How to implement a buffered / batched FileChannel

2019-08-19 04:05发布

问题:

This does not look trivial, specially for a read/write buffered FileChannel. Is there anything opensource implemented somewhere that I can base my implementation on?


To be clear for those who did not understand:

FileChannel does buffereing in the OS level and I want to do buffering in the Java level. Read here to understand: FileChannel#force and buffering


@Peter I want to write a huge file to disk from a fast message stream. Buffering and batching are the way to go. So I want to batch in Java and then call FileChannel.write.

回答1:

FileChannel only works with ByteBuffers so it is naturally buffered. If you need additional buffering to can copy data from ByteBuffer to ByteBuffer but I am not sure why you would want to.

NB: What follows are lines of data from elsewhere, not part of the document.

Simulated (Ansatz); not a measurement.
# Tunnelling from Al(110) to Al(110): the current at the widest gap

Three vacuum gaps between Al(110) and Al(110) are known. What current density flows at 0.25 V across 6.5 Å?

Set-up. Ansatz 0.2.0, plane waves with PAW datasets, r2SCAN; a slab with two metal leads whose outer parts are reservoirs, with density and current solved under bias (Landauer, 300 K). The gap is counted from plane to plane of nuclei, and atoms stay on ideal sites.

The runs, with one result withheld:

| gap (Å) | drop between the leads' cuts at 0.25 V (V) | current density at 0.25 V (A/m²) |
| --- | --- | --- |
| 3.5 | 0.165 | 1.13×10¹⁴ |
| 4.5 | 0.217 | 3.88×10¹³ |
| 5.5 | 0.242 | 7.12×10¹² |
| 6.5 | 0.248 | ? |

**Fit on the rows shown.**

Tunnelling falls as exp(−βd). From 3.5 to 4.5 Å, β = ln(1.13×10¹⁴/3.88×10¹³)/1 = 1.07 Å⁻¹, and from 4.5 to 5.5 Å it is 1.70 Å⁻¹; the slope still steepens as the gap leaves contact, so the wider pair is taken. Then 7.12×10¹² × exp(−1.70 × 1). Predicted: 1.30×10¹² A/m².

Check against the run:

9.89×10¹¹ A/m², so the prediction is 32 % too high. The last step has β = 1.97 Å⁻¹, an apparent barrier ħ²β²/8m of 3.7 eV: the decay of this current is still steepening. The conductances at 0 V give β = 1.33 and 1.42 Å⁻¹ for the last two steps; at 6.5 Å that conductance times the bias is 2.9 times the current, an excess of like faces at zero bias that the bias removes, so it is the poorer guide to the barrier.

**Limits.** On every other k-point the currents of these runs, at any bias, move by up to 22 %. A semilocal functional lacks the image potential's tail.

FileChannel does buffereing in the OS level

FileChannel does tell the OS what to do. The OS usually has a disk cache but FileChannel has no idea whether this is the case or not.

I want to do buffering in the Java level

You are in luck, because you don't have a choice. ;) This is the only option.



回答2:

I recommend using a BufferedOutputStream wrapping a FileOutputStream. I do not believe you will see any performance improvement by mucking with ByteBuffer and FileChannel, and that you'll be left with a lot of hard-to-maintain code if you go that route.

The reasoning is quite simple: regardless of the approach you take, the steps involved are the same:

  1. Generate bytes. You don't say how you plan to do this, and it could introduce an additional level of temporary buffering into the equation. But regardless, the Java data has to be turned into bytes.
  2. Accumulate bytes into a buffer. You want to buffer your data before writing it, so that you're not making lots of small writes. That's a given. But where that buffer lives is immaterial.
  3. Move bytes from Java heap to C heap, across JNI barrier. Writing a file is a native operation, and it doesn't read directly from the Java heap. So whether you buffer on the Java heap and then move the buffered bytes, or buffer in a direct ByteBuffer (and yes, you want a direct buffer), you're still moving the bytes. You will make more JNI calls with the ByteBuffer, but that's a marginal cost.
  4. Invoke fwrite, a kernel call that copies bytes from the C heap into a kernel-maintained disk buffer.
  5. Write the kernel buffer to disk. This will outweigh all the other steps combined, because disks are slow.

There may be a few microseconds gained or lost depending on exactly how you implement these steps, but you can't change the basic steps.

The FileChannel does give you the option to call force(), to ensure that step #5 actually happens. This is likely to actually decrease your overall performance, as the underlying fsync call will not return until the bytes are written. And if you really want to do it, you can always get the channel from the underlying stream.

Bottom line: I'm willing to bet that you're actually IO-bound, and there's no cure for that save better hardware.



回答3:

I would have two threads, the producer thread produces ByteBuffers and appends them to the tail a queue, the consumer thread remove some ByteBuffers from the head of the queue each time, and call fileChannel.write(ByteBuffer[]).